I don’t know about Donald Trump’s press conferences, but there are certainly enough ‘alternative facts’ being spewed out by the Remain lobby. This morning the Office of National Statistics (ONS) produced its first estimate for economic growth in the last quarter of 2016. It came out at 0.6 per cent, a notch up from the 0.5 per cent which analysts had been expecting and putting annual growth at 2 per cent. We can no longer claim to be the fastest-growing economy in the G7 as annualised growth in a booming US has accelerated to 3.5 per cent. Moreover, the ONS’s figures are provisional. But we can certainly claim to be the fastest-growing major economy in Europe – and it is quite clear that the forecasts made by the Treasury and many others for economic doom in the event of a Brexit vote were not just wrong; they were catastrophically so.
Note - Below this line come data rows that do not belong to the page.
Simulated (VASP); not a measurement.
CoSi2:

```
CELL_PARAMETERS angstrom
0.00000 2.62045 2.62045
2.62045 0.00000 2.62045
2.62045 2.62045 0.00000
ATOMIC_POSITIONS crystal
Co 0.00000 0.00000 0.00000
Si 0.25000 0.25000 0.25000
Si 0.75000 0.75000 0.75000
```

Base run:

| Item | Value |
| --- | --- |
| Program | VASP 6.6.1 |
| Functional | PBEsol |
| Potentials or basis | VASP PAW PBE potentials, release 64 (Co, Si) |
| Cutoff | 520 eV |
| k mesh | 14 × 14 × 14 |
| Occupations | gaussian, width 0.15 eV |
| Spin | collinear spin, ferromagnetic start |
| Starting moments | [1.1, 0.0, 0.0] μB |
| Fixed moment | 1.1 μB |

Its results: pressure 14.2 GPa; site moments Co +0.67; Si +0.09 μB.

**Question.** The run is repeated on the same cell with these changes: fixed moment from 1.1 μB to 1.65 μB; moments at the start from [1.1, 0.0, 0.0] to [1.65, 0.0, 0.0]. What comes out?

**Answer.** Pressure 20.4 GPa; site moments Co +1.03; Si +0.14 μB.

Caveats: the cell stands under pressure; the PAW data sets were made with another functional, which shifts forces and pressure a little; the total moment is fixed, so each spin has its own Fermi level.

Not that you would necessarily realise this if your only sources of news were the Guardian and the BBC. Both seem trapped in a recession entirely of their own imagination, in which genuine, good news on the economy is sketched-over while spurious forecasts of doom continue to reported on a daily basis. Click onto the Guardian website this morning and you will find a story on the ONS figures but you will also be greeted by such headlines as: ‘Sharp slowdown expected in 2017’ and ‘Brexit economy: weak pound stokes inflation and jobs market cools’. The first was based on forecasts by the IMF and the EY Item Club which predict economic growth in 2017 of 1.5 per cent and 1.3 per cent respectively. Only reading between the lines do you realise that the EY Item Club has actually increased its forecast for growth in 2017 from 0.8 per cent last October and from 0.4 per cent last July as it rapidly unwinds its prediction of a short, sharp shock from the Brexit vote.
The second story is based on the Guardian’s own basket of post-Brexit economic indicators. ‘The dashboard for January shows worse than expected performance in four of the eight categories,’ it says. Expected by whom and when, exactly? Given that the Treasury last May predicted deep recession in the event of a vote for Brexit (GDP up to 6 per cent lower after two years than if we hadn’t voted for Brexit), and that many others predicted similar doom, it is hard to make a case that any economic indicators are really ‘worse than expected’.
One of the negative indicators claimed by the Guardian is CPI inflation. Fair enough, CPI has risen sharply over past months, yet at 1.6 per cent it is still 0.4 per centage points below the Bank of England’s target. Is it really bad news that inflation has moved closer to the official target? Only a year ago the paper’s columnists were fretting about the ‘damaging phenomenon of deflation’ as CPI sank. The Guardian piece also states: ‘among the more downbeat measures in the latest dashboard, the housing market lost momentum at the close of 2016, with property price gains easing and fewer sales.’ That isn’t what the Halifax House Price Index suggests – in December it recorded annual inflation of 6.5 per cent, up from 6 per cent in November. But even if house prices really were faltering, why would that be a bad thing, given that almost every day the Guardian runs pieces about unaffordable housing?
To adapt the Guardian’s favourite adage: comment is free, but alternative facts are sacred.